Hreflang Tag Generator

Generate hreflang tags for multilingual and multi-regional SEO

1Add language versions

Version #1en-US
Language *
Region (optional)
Version #2es
Language *
Region (optional)

2Output

Add at least one language version with a URL to generate tags
HTML Tags: Paste the generated <link> tags into the <head> section of each language version of your page. Every page must include hreflang tags pointing to all other versions, including itself.

What Are Hreflang Tags?

Hreflang tags are HTML attributes that tell search engines which language and regional version of a page to show to users. They prevent duplicate content issues across multilingual sites and ensure the right audience sees the right version of your content.

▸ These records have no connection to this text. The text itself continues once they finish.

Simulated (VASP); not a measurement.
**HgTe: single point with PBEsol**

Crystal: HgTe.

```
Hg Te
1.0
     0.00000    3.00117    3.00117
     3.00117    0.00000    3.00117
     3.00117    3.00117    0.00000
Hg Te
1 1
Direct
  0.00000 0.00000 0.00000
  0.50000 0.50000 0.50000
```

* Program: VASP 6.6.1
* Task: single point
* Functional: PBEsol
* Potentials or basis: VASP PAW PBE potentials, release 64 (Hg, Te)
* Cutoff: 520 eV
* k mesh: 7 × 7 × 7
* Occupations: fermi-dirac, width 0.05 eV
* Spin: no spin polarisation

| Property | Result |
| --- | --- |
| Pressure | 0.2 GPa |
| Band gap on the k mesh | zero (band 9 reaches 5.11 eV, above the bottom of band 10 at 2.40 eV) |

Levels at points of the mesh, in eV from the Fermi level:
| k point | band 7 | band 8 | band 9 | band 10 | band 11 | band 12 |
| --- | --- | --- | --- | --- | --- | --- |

<link rel="alternate" hreflang="en-US" href="https://example.com/en/" />
<link rel="alternate" hreflang="es" href="https://example.com/es/" />
<link rel="alternate" hreflang="x-default" href="https://example.com/" />

Complete Example

Imagine you run shopglobal.com with an English page for the US and a Spanish page for Mexico. Here's how the hreflang tags should look on both pages:

🇺🇸 English page — shopglobal.com/en/shoes
<head>
<!-- Self-reference (required!) -->
<link rel="alternate" hreflang="en-US"
href="https://shopglobal.com/en/shoes" />

<!-- Spanish version -->
<link rel="alternate" hreflang="es-MX"
href="https://shopglobal.com/es/zapatos" />

<!-- Fallback for other languages -->
<link rel="alternate" hreflang="x-default"
href="https://shopglobal.com/en/shoes" />
</head>
🇲🇽 Spanish page — shopglobal.com/es/zapatos
<head>
<!-- English version -->
<link rel="alternate" hreflang="en-US"
href="https://shopglobal.com/en/shoes" />

<!-- Self-reference (required!) -->
<link rel="alternate" hreflang="es-MX"
href="https://shopglobal.com/es/zapatos" />

<!-- Fallback for other languages -->
<link rel="alternate" hreflang="x-default"
href="https://shopglobal.com/en/shoes" />
</head>
Key points in this example:
  • Both pages include the exact same set of hreflang tags (bidirectional)
  • Each page includes a self-referencing tag pointing to itself
  • The x-default points to the English page as the fallback
  • All URLs are absolute (full https:// path)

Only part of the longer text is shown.